My freaky dreams: Like the one where I'm walking on a rocky creek shoreline in bare feet and come across a series of very bloody, very fresh footprints. I step carefully, my eyes scanning the rocks for broken glass. I'm paralyzed with fear, of what might happen to me, of what has happened to the other person.

Or the one where my husband, son, and I are in a small rowboat on this oceanic street in
Emeryville, caught between a fear of sharks and a fear of place. The bridge behind us is from another one of my dreams, where I'm in a small souvenir shop in Chesapeake City. In the back of the shop is a door that leads to a spindly ladder that takes you to that bridge. Maybe that bridge can lead us home, or at least back to Chesapeake City, down the ladder, into the shop, into a past life.

Or the one where I'm riding on a train with my high school class
(all of us middle-aged now), talking to a man I haven’t spoken with since 7th grade, about the recklessness of Reagan, his foolish use of weaponry. I’m topless, I move my knees closer to the man's. I wake up.

Author Richard Price: I love author Richard Price. Not just because of his well-drawn characters or his true-to-life dialog, but for the way he talks about research and writing. I also like the fact that, for a while at least, he was so unsure of his own words that he read them over the phone to his editor: I used to be a lot worse. My editor before this, John Sterling, I read all of Clockers and Freedomland over the phone. Everyday he would have to listen for forty minutes. It’s not like he had anything else to do, just run a publishing company. This guy is on the phone, listening to this oral reading. (2003 interview with Richard Price on Identity Theory) But reading Clockers -- a book about the crack cocaine trade in a fictional New Jersey town, on which The Wire was partially based -- before bedtime is a bad idea, no matter how compellingly written it is.

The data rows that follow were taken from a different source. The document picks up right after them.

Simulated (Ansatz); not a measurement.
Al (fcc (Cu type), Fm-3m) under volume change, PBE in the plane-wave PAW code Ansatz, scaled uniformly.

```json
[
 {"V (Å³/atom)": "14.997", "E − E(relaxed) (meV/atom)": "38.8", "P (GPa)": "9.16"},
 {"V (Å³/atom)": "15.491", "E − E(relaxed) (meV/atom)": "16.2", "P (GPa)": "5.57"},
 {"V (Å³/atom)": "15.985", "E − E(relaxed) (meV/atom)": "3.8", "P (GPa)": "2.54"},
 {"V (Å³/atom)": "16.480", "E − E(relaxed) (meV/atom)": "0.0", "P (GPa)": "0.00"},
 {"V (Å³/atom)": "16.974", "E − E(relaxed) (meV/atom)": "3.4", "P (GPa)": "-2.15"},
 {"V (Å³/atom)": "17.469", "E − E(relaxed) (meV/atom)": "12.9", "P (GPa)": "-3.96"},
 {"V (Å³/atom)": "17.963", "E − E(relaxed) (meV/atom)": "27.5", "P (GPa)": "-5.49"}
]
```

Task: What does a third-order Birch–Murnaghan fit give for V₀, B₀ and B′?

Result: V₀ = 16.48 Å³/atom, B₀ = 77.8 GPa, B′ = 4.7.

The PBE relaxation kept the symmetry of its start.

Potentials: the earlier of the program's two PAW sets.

I've been gathering interviews, reading and listening, taking it all in, but haven't been able to distill it into a post. If you haven't read him, do. I'd start with
Samaritan or maybe Freedomland. He's painful to read, but so real.

Blogging the things that scare me: This will be the basis of my next blog, facing down the fears and writing about them. They run the gamut from driving a car to taking a yoga class to interviewing someone to writing crap to being needy. I'm trying to think of a clever blog title, too. Stay tuned -- the blog will probably go live next month.

Furniture rearrangement: I've been changing my back room lair into a family space -- moving the TV and stereo in. Soon we'll take apart the bed back there and put in a sleeper couch, the one that's currently in the living room, and we'll have a slightly more grownup couch out front. My writing desk (pictured above) is now in the living room, in the light, in a more open space.

Why I should go to PTA meetings: For the writing material they could provide, the adult drama that underpins school life, the hidden relationships, the broken psyches, the flow of emotion underneath the dry surface.

And now off I go, to do something that scares me: contact total strangers to talk about stuff I barely know about.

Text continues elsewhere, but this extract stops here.